Managing Distributed Web Presence
Some vendors of “traditional” web content management solutions have been transitioning their offerings to WEM platforms where managing and enhancing the web experience or engagement of the customer is the central purpose. The current WEM platforms focus mainly on customer and social capabilities existing in the corporate website, and are in very early stages of supporting integrations with external social sites.
Should WCM / WEM Software be The Hub — or one of the components?
Those supporting the notion that WCM/WEM Platforms should manage web presence and continuation of corporate websites include:
Brice Dunwoodie of CMSWire on What is Web Engagement Management:
It's how you create and manage content, including primary web content, multi-device content, blogs, forums and wikis. Your WCM platform is also the hub of your social media integrations and increasingly the dashboard by which you view your brand's conversational world.

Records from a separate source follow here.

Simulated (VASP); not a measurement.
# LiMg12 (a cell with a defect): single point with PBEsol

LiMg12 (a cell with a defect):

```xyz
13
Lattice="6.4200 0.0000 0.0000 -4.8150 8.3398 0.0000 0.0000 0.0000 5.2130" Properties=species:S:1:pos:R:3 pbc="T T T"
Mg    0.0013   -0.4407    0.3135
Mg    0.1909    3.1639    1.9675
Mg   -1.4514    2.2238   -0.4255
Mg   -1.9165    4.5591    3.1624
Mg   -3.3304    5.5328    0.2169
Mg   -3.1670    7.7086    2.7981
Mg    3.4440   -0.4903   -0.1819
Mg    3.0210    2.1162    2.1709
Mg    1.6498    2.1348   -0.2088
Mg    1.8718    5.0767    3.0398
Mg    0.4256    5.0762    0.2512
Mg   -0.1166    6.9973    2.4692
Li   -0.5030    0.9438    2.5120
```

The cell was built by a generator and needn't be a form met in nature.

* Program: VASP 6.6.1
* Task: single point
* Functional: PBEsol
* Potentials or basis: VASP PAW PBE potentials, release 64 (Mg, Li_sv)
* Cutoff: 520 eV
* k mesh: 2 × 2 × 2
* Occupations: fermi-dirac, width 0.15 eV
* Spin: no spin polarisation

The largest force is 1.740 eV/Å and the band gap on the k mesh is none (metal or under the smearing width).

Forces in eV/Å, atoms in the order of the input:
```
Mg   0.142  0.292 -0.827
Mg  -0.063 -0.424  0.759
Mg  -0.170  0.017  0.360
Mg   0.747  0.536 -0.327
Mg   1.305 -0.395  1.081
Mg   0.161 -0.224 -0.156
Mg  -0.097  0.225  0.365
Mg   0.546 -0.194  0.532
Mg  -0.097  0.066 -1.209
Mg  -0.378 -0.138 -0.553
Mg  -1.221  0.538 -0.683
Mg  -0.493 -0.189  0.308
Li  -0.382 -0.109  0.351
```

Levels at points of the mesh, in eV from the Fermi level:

Further expansion on the WEM platform from Barb Mosher, CMSWire: The 5 Pillars of Web Engagement Management:
- Content Optimization: analytics, content and experience personalization, multi-variate testing, optimization and SEO.
- Multi-channel Management: delivering same message/experience to customers across devices and channels both online and offline – new mobile web
- Conversational Engagement: corporate website-based communities, UGC, commenting, trackbacks, micro-blogging, social media integration, analytics, social media monitoring and sentiment analysis.
- Demand Generation: customer engagement/experience through targeted marketing - increasing the number and quality of relationships, through need recognition, relevancy enhancements and engagement triggers.
- Sales Automation: two-way CRM integration, social CRM; e-mail or other campaign integration with the content platform.
As described by CMSWire, WEM platforms would provide capabilities and monitoring of brand and customer conversations on corporate websites, as well as bi-directional communication extensions to external social sites.
On The Other Hand
If the customer experience of a particular brand is taking place on external social sites, then there is now a distributed model for managing a brand’s web presence; the web experience/engagement for the customer is now remote from the corporate website. So there is even more need for tools/solutions to monitor, listen, act, engage…for customer-focused purposes, as well as for corporate business goals (which should lean heavily towards the customer).
A WCM/WEM platform may not be the hub for the overall solution, but instead one of the components of a new management framework for all web presence (management of web content is still important but may not be tied to a specific website anymore). But content is also integral to a lot of web marketing plans and strategies, and content is the meat of most social sites, whether it is a conversation thread, a video, a blog post, and so on. So look for WCM/WEM solutions themselves to continue to evolve as the means of managing and delivering any kind of content for sites anywhere on the web, through any channel.